January 12, 2023 - TRA Austin -

Texas Attorney General Ken Paxton has joined an Indiana-led cert-stage amicus brief that calls for the U.S. Supreme Court to take up a case that would allow states to set standards and penaltiesvwhen trains block a railroad crossing for an extended period of time.

Paxton is joining with the Indiana request saying that local emergency services can not carry out their duties in a timely manner when blocked by trains.

In State of Ohio v. CSX Transportation, the Ohio Supreme Court recently held that an Ohio “anti-blocking” law that prohibits railroad companies from allowing their stopped trains to block railroad crossings for more than five minutes was preempted by federal law. Texas and other states are arguing that the Ohio Supreme Court is wrong.

Similar cases have popped up across the country, due in large part to two federal laws: the Federal Railroad Safety Act, enacted in 1970, and the Interstate Commerce Termination Act, enacted in 1995. While these two statutes do grant the federal government some authority over the regulation of the railroad industry, the brief that Paxton joined contends that nowhere do they strip power from the states to enact anti-blocking laws.

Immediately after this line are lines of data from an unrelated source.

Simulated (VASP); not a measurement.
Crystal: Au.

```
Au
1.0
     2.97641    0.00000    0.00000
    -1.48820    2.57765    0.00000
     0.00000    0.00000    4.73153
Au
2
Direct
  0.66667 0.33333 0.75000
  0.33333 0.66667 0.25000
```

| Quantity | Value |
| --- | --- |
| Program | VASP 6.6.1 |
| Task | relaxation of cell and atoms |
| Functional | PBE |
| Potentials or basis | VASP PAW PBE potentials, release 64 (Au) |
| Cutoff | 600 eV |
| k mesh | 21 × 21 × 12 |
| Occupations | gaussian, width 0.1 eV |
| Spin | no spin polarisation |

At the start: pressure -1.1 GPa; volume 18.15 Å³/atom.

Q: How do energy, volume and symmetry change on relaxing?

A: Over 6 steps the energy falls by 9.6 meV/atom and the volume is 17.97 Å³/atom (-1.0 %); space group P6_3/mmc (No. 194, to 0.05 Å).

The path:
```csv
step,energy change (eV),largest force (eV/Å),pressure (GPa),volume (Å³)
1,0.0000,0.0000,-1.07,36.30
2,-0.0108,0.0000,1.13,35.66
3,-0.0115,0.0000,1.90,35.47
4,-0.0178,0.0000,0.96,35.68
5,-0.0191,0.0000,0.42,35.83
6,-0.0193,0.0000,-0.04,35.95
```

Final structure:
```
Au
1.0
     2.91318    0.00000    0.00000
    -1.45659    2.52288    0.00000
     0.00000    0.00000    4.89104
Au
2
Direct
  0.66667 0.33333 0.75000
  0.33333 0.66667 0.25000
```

A news release from the Texas Attorney General's office said "To the serious detriment of communities across the country, some courts have unjustifiably expanded the scope of the two federal laws and allowed blocking to become all too prevalent. Beyond simply being an inconvenience to commuters, blockings have historically imperiled the ability of local emergency services to aid those in need."

A solution to blocked railroad crossings in Texas is to put money into the Rail Relocation and Improvement Fund, according to Texas Rail Advocates. "TxDOT could put overpasses and underpasses in place where there are rail choke-points and crossing issues and this problem would be solved, if state lawmakers will give them the funding", according to TRA President Peter LeCody. "With the current Infrastructure law we have a once-in-a-generation chance to have federal rail grants pick up to 80% of the cost of crossing improvements if we were serious about this issue. Attorney General Paxton is looking for a band-aid solution with another layer of laws when all it takes is the will of our lawmakers to spend part a miniscule part of our state surplus on these rail crossing issues."

The brief indicated that “In recent years, too many emergency vehicles have arrived too late to save lives; too many EMTs have risked life and limb climbing over trains to reach those in need; too many fires have burned while emergency crews detoured miles out of the way; and too many communities have been bisected for days waiting for train crews to unblock intersections. Blocked grade crossings have serious—sometimes life-threatening—consequences for everyday Americans.”